Inflation and Powell's congressional testimony
Inflation data was posted this past week. The Consumer Price Index was posted on Thursday and the Producer Price Index was released on Friday.
The Consumer Price Index came in at 3.0% and core came in at 3.3% with the PPI at 2.6% and PPI finished goods at 1.4%. This was seen as very bullish for a rate cut and investors took notice and rotated away from the MAG7 and into smaller cap stocks.
BoA’s heatmap gives a better detail on what is going on under the hood.
It is now very obvious that shelter costs are holding up lower inflation readings.
At 5%+ y/y, shelter seems to be the only factor holding up core CPI.
As far as the headline number goes, food seems to have bottomed here.
While I wish food costs would continue to go down, the above is not a chart I would short. It certainly looks like it is making a bottom here at 2%. In addition, gas prices look to have bottomed at the beginning of the year and are refusing to retest that level.

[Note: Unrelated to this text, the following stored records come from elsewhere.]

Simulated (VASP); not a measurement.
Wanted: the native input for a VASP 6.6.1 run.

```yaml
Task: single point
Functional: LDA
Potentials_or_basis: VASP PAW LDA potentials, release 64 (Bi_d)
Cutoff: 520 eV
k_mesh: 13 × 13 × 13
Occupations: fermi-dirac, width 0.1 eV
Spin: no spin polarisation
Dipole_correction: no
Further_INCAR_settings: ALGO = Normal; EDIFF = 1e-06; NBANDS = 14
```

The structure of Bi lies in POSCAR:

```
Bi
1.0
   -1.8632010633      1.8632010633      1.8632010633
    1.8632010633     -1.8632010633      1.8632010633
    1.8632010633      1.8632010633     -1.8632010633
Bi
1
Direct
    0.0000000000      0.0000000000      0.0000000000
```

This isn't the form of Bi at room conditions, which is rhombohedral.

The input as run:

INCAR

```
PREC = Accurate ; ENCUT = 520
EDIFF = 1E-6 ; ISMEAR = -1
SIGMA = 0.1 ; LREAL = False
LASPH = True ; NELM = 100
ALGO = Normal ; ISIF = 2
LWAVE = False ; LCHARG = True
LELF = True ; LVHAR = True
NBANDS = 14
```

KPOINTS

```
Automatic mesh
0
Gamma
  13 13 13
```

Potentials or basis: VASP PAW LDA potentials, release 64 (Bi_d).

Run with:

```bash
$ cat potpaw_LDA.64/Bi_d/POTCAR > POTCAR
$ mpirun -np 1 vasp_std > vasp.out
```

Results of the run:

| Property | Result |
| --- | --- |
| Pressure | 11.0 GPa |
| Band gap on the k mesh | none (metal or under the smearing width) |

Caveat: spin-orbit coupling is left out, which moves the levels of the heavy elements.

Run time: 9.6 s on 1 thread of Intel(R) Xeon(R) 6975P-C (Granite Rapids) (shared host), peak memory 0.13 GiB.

These factors continue to weigh on the Fed’s long-term decision making capabilities. The market, however, takes a much shorter viewpoint on all of this.
After the inflation data hit, the market immediately began pricing in 6 rate cuts in the next 12 months with the first starting in September. I’m not sure this is what “higher for longer” means.
Fed chair Jerome Powell sat down in front of lawmakers this past week and it gave them a great opportunity to drill further down into what higher for longer might mean, what amount of greater confidence the Fed might feel is necessary before cutting rates, or the benefit of higher rates on the economy. Unforunately, 99% of the time was spent attempting to garner political points. The senatorial hearing was a waste of time but there was a brief moment during the testimony in front of the house where Powell spoke to the balancing act that the Fed finds itself in.
At roughly 1:16:30 Powell states,
“We want to have greater confidence. That means more good inflation readings that inflation is moving sustainably down to 2%. Remember, we have a dual mandate, too. We are not just an inflation targeting central bank. We also have an employment mandate. So I could also see us cutting and we’ve said this, I’ve said this, if we saw unexpected weakening in the labor market. And we do now see, I’ll speak for myself, I now see the risks to the two mandates being much closer to being in balance. I think for a long time we’ve had to focus heavily on the inflation mandate. I think now we’re getting to the palce where the labor market is getting pretty much in balance to where it needs to be. So now we are looking at both sides (of the mandate).
*bold is mine*
This piggybacks on the Senate committee testimony where Powell had indicated that the Fed has seen one “good” inflation data point and one “ok” data point but that inflation and the labor market had both “cooled significantly”. This seemed like a great opportunity to gain a better understanding of how the Fed feels about the current rate environment that it finds itself in but alas political points were deemed more important at the time. Maybe the Economic Club of DC will have a better conversation with Powell when he sits down with them on Monday. I’m also looking forward to Governor Chris Waller speaking at the Kansas City Fed on the Economic Outlook on Wednesday.